Fix a safety hazard in std::function_ref

Document #: P3929R0
Date: 2025-11-17
Project: Programming Language C++
Audience: LEWG
Reply-to: Jonathan Müller
<>

1 Abstract

Right now, std::function_ref can bind to another std::function_ref with a different but compatible signature. Unless the underlying function pointer itself is compatible, this creates a reference to the std::function_ref object not the underlying function. This is a safety hazard that can make it easy to accidentally create dangling std::function_ref objects. We should make this constructor explicit to prevent this accidental double-wrapping of std::function_ref objects.

2 Motivation

A std::function_ref is a function object that stores a reference to another function object. However, because it is itself a function object, unless it is the same exact type and thus can use the copy constructor, it can also store a reference to another std::function_ref itself, resulting in a reference to a reference to a function. This is surprising behavior: Other types with reference semantics in the standard library, such as std::string_view or std::span, do not have this behavior. It can lead to dangling references, use-after-free, and undefined behavior in various situations.

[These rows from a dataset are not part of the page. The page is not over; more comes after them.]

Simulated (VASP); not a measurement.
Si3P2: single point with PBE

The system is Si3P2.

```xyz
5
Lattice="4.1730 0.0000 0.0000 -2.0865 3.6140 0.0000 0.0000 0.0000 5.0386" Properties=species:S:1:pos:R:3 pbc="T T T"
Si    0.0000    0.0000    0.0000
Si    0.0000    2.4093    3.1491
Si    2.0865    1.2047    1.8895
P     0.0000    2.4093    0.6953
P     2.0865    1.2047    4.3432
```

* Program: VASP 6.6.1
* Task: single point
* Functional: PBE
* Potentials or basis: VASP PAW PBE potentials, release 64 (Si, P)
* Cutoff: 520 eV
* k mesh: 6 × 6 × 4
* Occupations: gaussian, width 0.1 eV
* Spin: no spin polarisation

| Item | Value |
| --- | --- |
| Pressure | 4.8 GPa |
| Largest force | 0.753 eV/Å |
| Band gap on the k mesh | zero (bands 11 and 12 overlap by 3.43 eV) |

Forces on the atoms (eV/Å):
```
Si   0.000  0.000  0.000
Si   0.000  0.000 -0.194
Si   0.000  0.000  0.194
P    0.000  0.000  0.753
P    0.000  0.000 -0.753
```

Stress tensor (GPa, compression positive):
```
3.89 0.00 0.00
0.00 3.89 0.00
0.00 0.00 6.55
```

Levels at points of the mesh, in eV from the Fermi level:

2.1 Using std::function_ref for callbacks that are invoked later

Suppose you’re using std::function_ref to store some kind of callbacks to be invoked later:

void call_me_later(std::function_ref<void()> f);

You know that you have to be careful and only pass in function objects that live long enough - it is a reference type after all.

Unsurprisingly, passing in function pointers works fine:

void f();
int g(); // we don't care about g's result

call_me_later(f); // okay, stores pointer to `f`
call_me_later(g); // okay, stores pointer to `g`

However, if you explicitly construct a std::function_ref first you might have a use-after-free:

call_me_later(std::function_ref(f)); // okay, copy constructor, stores pointer to `f`
call_me_later(std::function_ref(g)); // use-after-free, stores reference to temporary `std::function_ref(g)`!

Now why would you do that? Well, you might not do it directly, you just obtain the callback from somewhere else:

auto return_g_ptr() { return g; }
auto return_g_ref() { return std::function_ref(g); }

call_me_later(return_g_ptr()); // okay, stores pointer to `g`
call_me_later(return_g_ref()); // use-after-free, stores reference to temporary `return_g_ref()`!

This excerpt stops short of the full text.